New Delhi: The Supreme Court today asserted that it cannot “run away from its own cause” and refused to budge on the Centre’s plea that the petitions on judicial reforms, including appointments of judges in the high courts and the apex court, should not be heard on the “judicial side” and be rejected.

A bench headed by Chief Justice J S Khehar said that once a petition has been admitted for hearing by issuing notice, it cannot be wished away without a “formal order” of finality.

“It is our cause. How can we run away from our own cause,” the bench, also comprising Justice N V Ramana, said when Attorney General Mukul Rohatgi, representing the Centre and a lawyer, who has sought to intervene in the proceedings, submitted that this court should not hear the pleas.

The bench also prima facie did not agree with the contention of lawyer Ashwini Kumar Upadhaya, one of the PIL petitioners, that there should be all India judicial services to select judges.

“In a federal structure, the high court is the highest court of the state and it is not under the control either of the central government or the Supreme Court,” it said.

At the outset, Rohatgi said that there should not be parallel proceedings as the executive and the judiciary are dealing with the issue of appointment of judges on the administrative side and the pleas be dismissed. The court rejected the submission.

Referring to earlier proceedings, the top law officer said that the Centre has been filing reports as and when it has been asked by the court to inform about the latest status on the appointment and transfer of judges in higher judiciary.
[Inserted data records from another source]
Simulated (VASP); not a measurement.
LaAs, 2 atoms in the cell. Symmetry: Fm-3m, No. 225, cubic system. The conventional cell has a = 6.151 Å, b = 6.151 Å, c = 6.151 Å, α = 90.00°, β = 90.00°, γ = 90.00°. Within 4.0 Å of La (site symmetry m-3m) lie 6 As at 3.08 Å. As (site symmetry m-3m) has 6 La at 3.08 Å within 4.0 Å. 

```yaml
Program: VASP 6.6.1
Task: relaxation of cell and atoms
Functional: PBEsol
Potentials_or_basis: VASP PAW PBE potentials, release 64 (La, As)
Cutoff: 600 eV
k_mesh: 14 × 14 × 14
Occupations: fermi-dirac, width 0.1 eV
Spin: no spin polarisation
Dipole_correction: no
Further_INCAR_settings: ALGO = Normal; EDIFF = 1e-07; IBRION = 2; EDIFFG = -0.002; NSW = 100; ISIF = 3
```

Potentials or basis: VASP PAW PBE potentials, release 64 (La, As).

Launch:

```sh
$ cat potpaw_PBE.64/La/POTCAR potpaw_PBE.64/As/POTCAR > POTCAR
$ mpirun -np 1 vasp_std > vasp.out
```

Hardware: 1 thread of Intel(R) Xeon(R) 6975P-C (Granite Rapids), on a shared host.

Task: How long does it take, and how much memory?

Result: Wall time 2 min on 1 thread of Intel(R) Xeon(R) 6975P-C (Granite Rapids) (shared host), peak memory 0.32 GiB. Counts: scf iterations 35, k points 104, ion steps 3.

“I have been instructed to say that the government will render all assistance,” he said while repeatedly submitting that the pleas should not be heard on the judicial side.

Rohatgi referred to the NJAC judgement and said that for almost last six months, the Memorandum of Procedure (MoP), which would deal with the appointment procedures of judges, is lying in limbo.

The bench got irked when lawyer Mathews J Nedumpara, who has sought to intervene in the hearing of PILs on the issue, sought recusal of the CJI from hearing the case.